Ever since, however, I'm ashamed to admit, I kind of miss her.
It's true. I find myself howling under my breath sometimes. Such is life, I suppose.
One thing I definitely miss about her is, however, is how she used to maniacally keep the place clean. The place is constantly dirty now. The cleaning duty has fallen, by default, upon me, it seems. And I am a very poor substitute for her mania. (But no more god-damned Renuzit, that much I can tell you for sure)
When she vacated, I felt liberated! I could finally go out into the back garden without fear of trespassing. She had long treated the back as her personal haven. I was always too intimidated to venture out there. For a few weeks it was mine, all mine!

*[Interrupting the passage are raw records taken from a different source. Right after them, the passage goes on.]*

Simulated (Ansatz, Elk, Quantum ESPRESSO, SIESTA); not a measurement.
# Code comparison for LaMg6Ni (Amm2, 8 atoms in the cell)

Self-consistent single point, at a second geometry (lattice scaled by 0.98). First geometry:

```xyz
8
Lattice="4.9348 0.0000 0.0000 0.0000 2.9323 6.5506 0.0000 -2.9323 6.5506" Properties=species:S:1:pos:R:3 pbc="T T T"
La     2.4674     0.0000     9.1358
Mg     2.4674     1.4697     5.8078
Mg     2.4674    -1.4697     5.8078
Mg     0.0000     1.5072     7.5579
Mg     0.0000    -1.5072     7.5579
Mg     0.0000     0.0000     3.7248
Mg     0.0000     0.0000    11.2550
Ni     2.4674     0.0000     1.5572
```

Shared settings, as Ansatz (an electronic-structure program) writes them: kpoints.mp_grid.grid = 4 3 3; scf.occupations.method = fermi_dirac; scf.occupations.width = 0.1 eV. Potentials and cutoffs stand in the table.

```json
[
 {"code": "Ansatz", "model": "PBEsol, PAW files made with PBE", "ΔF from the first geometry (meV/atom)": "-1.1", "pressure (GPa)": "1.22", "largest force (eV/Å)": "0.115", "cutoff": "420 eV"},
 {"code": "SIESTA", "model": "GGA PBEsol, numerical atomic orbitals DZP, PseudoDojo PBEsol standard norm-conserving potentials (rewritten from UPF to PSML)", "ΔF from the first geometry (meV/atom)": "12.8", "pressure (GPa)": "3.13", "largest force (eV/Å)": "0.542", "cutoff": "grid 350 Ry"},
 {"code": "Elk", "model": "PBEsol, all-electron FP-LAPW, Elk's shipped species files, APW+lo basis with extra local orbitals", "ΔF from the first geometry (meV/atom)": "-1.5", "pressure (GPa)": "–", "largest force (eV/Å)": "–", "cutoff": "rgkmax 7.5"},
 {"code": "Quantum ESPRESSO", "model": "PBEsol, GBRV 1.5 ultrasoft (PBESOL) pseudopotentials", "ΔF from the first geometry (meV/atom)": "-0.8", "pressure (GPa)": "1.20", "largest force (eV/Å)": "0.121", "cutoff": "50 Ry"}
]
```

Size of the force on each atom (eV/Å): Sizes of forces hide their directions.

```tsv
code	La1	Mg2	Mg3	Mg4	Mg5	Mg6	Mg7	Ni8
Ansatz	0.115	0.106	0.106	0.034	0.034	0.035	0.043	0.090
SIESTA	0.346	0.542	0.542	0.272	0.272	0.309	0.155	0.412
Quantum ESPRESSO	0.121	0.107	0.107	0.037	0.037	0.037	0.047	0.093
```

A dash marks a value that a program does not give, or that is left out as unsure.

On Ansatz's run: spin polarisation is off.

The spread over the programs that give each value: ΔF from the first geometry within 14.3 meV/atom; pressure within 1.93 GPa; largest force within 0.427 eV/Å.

Once I was sure the coast was clear (it took a while to be completely certain she wasn't just hiding under the house waiting to pounce from behind the ferns), I decided to decorate the place a bit.
I planted a few seed packet herbs from the dollar store here and there. I stole some pots from my mother. The basil has thrived, the lavender and the cilantro, not so much.
Poverty is the mother of invention....or something like that....so I've had to be resourceful. I bought some 15 dollar chairs, and a few strings of deeply discounted paper lanterns, an outdoor mat (for another 15 dollars), made a bench and a little table, from things found in my neighbor's garbage, did a bit of painting with leftover paint...and here it is.
Of course, the sad thing is I haven't been out there at all since. It's too hot and, well, just too lonely to enjoy alone. To be honest, I get kind of sad sitting out there by myself.
I'd thought of having some people over, but again, it's still way too hot for that, and, you know, I'm still half afraid the howler is under the house waiting to pounce. You never can be too safe.